On local dark matter density

TL;DR

This paper critically examines previous claims about local dark matter density, demonstrating that their assumptions lead to overestimations and confirming a low dark matter density near the Sun, with minimal impact from certain approximations.

Contribution

The study refutes prior claims that observational data are consistent with expected dark matter density using a one-dimensional approach, clarifying the assumptions' limitations and confirming a low local dark matter density.

Findings

Their hypothesis requires unrealistic velocity gradient profiles.

Low dV/dR values are compatible with a flat rotation curve.
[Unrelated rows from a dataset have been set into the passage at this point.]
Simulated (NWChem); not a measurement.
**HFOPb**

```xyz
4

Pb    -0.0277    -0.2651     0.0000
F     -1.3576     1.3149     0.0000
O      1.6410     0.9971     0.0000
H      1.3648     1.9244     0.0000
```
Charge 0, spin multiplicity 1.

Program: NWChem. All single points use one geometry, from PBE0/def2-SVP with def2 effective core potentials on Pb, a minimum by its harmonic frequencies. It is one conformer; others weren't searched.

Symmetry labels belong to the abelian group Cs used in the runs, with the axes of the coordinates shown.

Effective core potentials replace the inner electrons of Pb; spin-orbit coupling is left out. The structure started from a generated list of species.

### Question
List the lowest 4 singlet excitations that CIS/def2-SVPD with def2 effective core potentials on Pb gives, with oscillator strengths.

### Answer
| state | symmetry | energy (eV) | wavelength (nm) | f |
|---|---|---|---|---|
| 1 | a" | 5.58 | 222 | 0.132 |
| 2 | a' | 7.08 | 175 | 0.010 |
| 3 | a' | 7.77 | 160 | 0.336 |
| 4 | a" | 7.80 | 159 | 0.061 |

Approximation dV/dR=0 has negligible effect on results.

Abstract

In 2012, we applied a three-dimensional formulation to kinematic measurements of the Galactic thick disk and derived a surprisingly low dark matter density at the solar position. This result was challenged by Bovy & Tremaine (2012, ApJ, 756, 89), who claimed that the observational data are consistent with the expected dark matter density if a one-dimensional approach is adopted. We analyze the assumption at the bases of their formulation and their claim that this returns a lower limit for the local dark matter density, which is accurate within 20%. We find that the validity of their formulation depends on the underlying mass distribution. We therefore analyze the predictions that their hypothesis casts on the radial gradient of the azimuthal velocity dV/dR and compare it with observational data as a testbed for the validity of their formulation. We find that their hypothesis requires too steep a profile of dV(Z)/dR, which is inconsistent with the observational data both in the Milky Way and in external galaxies. As a consequence, their results are biased and largely overestimate the mass density. Dynamical simulations also show that, contrary to their claims, low values of dV/dR are compatible with a Milky Way like potential with radially constant circular velocity. We nevertheless confirm that, according to their criticism, our assumption dV/dR=0 is only an approximation. If this hypothesis is released, and the available information about dV/dR in the thick disk is used, the resulting local dark matter density increases by a tiny amount, from 0+-1 to 2+-3 mM_sun pc^(-3), with an upper limit of ~3.5 mM_sun pc^(-3). Hence, this approximation has negligible influence on our results. Our analysis shows that their criticism is not a viable explanation for the inferred lack of dark matter at the solar position detected by us. More studies are required to understand these unexpected results.